24/7 Wall St. has included some highlights from the earnings report, as well as what analysts are saying about ConforMIS after the fact.

The company said it had a net loss of $0.37 per share on $20.3 million in revenue, compared to consensus estimates from Thomson Reuters of a net loss of $0.38 per share on $19.23 million in revenue. During this quarter, total revenue increased by 38% from the same period of last year. This was made up of U.S. product revenue increasing 43% and Rest of the World product revenue increasing 20%.

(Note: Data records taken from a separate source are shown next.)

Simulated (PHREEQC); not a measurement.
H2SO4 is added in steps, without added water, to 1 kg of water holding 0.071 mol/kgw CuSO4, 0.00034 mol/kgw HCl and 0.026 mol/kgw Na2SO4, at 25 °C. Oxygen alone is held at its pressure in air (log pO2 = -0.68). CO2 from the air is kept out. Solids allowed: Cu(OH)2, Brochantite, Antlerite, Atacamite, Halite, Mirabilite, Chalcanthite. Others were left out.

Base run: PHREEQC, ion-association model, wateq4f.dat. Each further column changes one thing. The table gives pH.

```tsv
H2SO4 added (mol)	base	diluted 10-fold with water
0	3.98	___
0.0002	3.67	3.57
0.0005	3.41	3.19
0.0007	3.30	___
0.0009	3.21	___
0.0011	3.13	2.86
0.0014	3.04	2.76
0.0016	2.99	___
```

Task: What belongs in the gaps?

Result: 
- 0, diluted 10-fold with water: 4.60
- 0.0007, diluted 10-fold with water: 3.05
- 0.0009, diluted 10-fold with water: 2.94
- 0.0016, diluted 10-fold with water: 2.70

In terms of guidance for the 2016 full year, ConforMIS expects to have revenues in the range of $76 million to $81 million, down from the previous guidance of $84 million to $87 million. Consensus estimates call for a net loss of $1.36 per share on $85.75 million in revenue for the 2016 full year.

Separately, the second quarter guidance calls for revenue in the range of $17.7 million to $18.7 million, compared to the consensus estimate of $20.24 million in revenue.


Oppenheimer saw these results and consequently cut its price target to $12 from $19 while maintaining an Outperform rating. ConforMIS’s first-quarter sales topped Oppenheimer’s and Wall Street’s forecasts, with the quarter benefiting from some catch-up procedures impacted by the third quarter recall. Sales guidance for 2016 was lowered as the base business (iTotal CR, iDuo, iUni), while seeing gradual recovery, hasn’t recovered to pre-recall ordering rates. iTotal PS system demand has exceeded management’s plans following full launch in March, and the company has modestly increased 2016 PS expectations.

Oppenheimer further noted that CEO Philipp Lang indicated that he and the board of directors have initiated a search for his successor. Overall, the lowered guidance is obviously disappointing.

Wells Fargo had something to say about ConforMIS as well, maintaining its Outperform rating but lowering its valuation range to $9 to $10 from the previous level of $14 to $15. The investment bank added in its report:

We continue to believe that ConfoMIS [sic] has differentiated, unique technology with its customized implants that could be disruptive to the orthopedic implant market, but execution has suffered since the company’s product recall which was announced in late August. We are stepping to the sidelines because (1) the lingering effect of the product recall and salesforce distraction has negatively impacted ConforMIS’ core business and iTotal PS progress, while encouraging, is not enough to offset the slowdown in the core business; (3) the announced management change adds additional near-term (NT) uncertainty to the business; (4) the slower revenue growth delays the rate of gross margin improvement; and (5) ConforMIS may have to raise capital over the next two years, in our view.

A few other analysts weighed in on ConforMIS:

  • Canaccord Genuity has a Buy rating but lowered its price target to $12 from $18.
  • JPMorgan downgraded it to a Neutral rating.
  • Sterne Agee CRT has a Buy rating but lowered its price target to $12.
  • Deutsche Bank lowered its price target to $12 from $26.

Shares of ConforMIS were trading down more than 49% at $5.12 on Friday’s close. The stock has a consensus analyst price target of $19.80 and a 52-week trading range of $4.80 to $26.93.